I will stop now because I don’t really think I can do justice to the ideas of Taleb and his philosophical predecessors here. I just want to reiterate that we know a lot less than we think we know.
My main concern is that for someone who preaches a precautionary approach to making claims of knowledge, Taleb is a devoutly religious man who has used arguments such as ‘religion has not killed so many people as the concept of the nation state’. So, if religion is the root cause of, say, 10 million premature deaths, while fighting for or defending a nation state (which coincidently have often been religious states) has killed, say, 20million people prematurely, does this mean that religion is good for society? Taking this argument elsewhere and we get such things as ‘murder kills 100 people annually, but motor vehicle accidents kill 300 people’. For a guy who we are meant to believe has a solid grasp of logic, reason, argument, and science, this seems a rather appalling justification for his beliefs. But of course, nobody is perfect, and we need to judge each argument on its merits.

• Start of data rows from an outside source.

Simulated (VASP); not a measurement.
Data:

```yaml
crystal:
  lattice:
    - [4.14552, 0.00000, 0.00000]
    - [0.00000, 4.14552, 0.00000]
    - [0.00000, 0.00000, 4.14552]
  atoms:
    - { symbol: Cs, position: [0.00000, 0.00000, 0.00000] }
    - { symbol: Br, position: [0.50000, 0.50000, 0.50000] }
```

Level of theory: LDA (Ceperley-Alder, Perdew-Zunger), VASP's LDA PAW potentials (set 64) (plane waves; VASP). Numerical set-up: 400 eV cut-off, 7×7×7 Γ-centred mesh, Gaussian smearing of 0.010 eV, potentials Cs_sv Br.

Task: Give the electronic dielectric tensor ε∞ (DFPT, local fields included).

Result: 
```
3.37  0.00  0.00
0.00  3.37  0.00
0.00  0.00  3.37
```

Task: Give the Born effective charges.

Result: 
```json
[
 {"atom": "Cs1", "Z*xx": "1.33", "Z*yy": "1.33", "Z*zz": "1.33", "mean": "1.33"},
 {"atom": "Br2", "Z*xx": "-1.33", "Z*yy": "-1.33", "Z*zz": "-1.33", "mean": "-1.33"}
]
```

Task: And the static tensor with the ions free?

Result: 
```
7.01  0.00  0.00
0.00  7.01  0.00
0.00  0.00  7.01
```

The general attitude I face is that if we don’t make these (sometime radical) assumptions, we can’t do any analysis of the data, and draw any conclusions. My response is; what use are conclusions based on flawed assumptions?
The book poses the challenge to think rationally about probabilities, and the impact of improbable events. In particular, Taleb challenges us to acknowledge the limits of knowledge. Real risks and randomness come from the unknown unknowns.
He uses an example of casino to explain the difference between known risks that occur in a world he calls mediocrastan, and the wild unknowns and events from the world of extremistan. The mediocristan risks are those involving the gambling itself. Each individual bet has a risk that is essentially Gaussian, so with a large number of bets taking place, and limits on the size of each bet, these risks are eliminated.
Taleb suggests that most of our concerns about risk, and the high impacts of improbable events, are from the world of extremistan, where complex systems result in variations at all scales. The point is that in extremistan, large variations and extreme events WILL HAPPEN, and much more often than we think. Such large complex systems include financial markets, the global economy, and the climate.
While attending a statistical conference at a Las Vegas casino, Taleb discovered that the four largest losses incurred by the casino did not involve the gambling itself (whether cheating or otherwise). The first was when a tiger performing in a stage act maimed one of the performers. The next was when a disgruntled contractor who became injured on job threatened to blow up the casino with dynamite because he was insulted by the settlement offered. The third was when an employee failed to mail paperwork to the Internal Revenue Service for a number of years, which ended in a monstrous fine. And finally, the casino owner’s daughter was kidnapped and held ransom, which forced the owner to dip into casino funds.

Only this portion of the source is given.